Tupac Shakur was born controversial, the child of an Black Panther activist who was released from jail only a month before his birth. 

25 years later, Tupac Shakur died controversial, falling victim to a shooting that remains unexplained to this day. 

Those who loved him canonized him as a "ghetto saint" while others criticized him for appearing to embrace violence. It's true that Tupac forged an unusual identity, using his fame to praise pimps, thugs, and Shakespeare alike. 

"[Shakespeare] wrote some of the rawest stories, man," Pac said after his release from prison in 1995. "I mean look at Romeo and Juliet. That's some serious ghetto s--t." (Source)

Despite, or maybe partly because of, his brilliance, Tupac's identity was also a lightning rod, gaining him critics ranging from members of Congress to fans of rival rappers.

Tupac's childhood story is also the story of what some have called the "post-revolutionary generation," Black youth born in the 1970s and '80s who inherited their parents' radical activist commitments, but grew up in surroundings that were disillusioning at best and traumatic at worst.

The urban plagues of the 1980s had decimated urban communities. Pac's mother was born into poverty, became dependent on welfare, and eventually developed an addiction to crack cocaine. When race riots flared in LA in the early 1990s, young African Americans wondered what had happened to their parents' proud Civil Rights past. Tupac's powerful voice showed up to answer them, but the answers didn't come easy.

On the Charts

"Dear Mama" peaked at #9 on the Billboard Hot 100 and #3 on the R&B/Hip-Hop chart. It made it to #1 on the Hot Dance Music and Rap charts.

Me Against the World debuted at #1 on the Billboard 200, making Tupac the first artist to have an album debut at the top of the charts while in prison. It also topped the R&B/Hip-Hop Albums chart.

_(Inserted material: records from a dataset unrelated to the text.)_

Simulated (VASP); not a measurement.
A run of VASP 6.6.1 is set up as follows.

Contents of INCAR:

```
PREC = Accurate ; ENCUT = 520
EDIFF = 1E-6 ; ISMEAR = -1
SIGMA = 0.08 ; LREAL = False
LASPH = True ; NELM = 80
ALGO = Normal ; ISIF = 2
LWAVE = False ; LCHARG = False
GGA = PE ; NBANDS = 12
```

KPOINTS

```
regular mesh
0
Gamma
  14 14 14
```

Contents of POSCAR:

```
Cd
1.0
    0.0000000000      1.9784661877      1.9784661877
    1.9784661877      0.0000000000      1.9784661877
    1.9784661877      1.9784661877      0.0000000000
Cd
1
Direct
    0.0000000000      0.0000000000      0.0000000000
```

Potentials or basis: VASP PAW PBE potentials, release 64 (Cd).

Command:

In 2010, "Dear Mama" was one of 25 songs to be added to the National Recording Registry of the Library of Congress. To receive this rare honor, songs in the registry must be at least ten years old and deemed "culturally significant."

Tupac is ranked at #86 on Rolling Stone's list of the 100 Greatest Artists of All Time.

In 2006, MTV ranked Tupac at #2 on their list of the Top 10 MCs of All Time. Jay-Z came in first.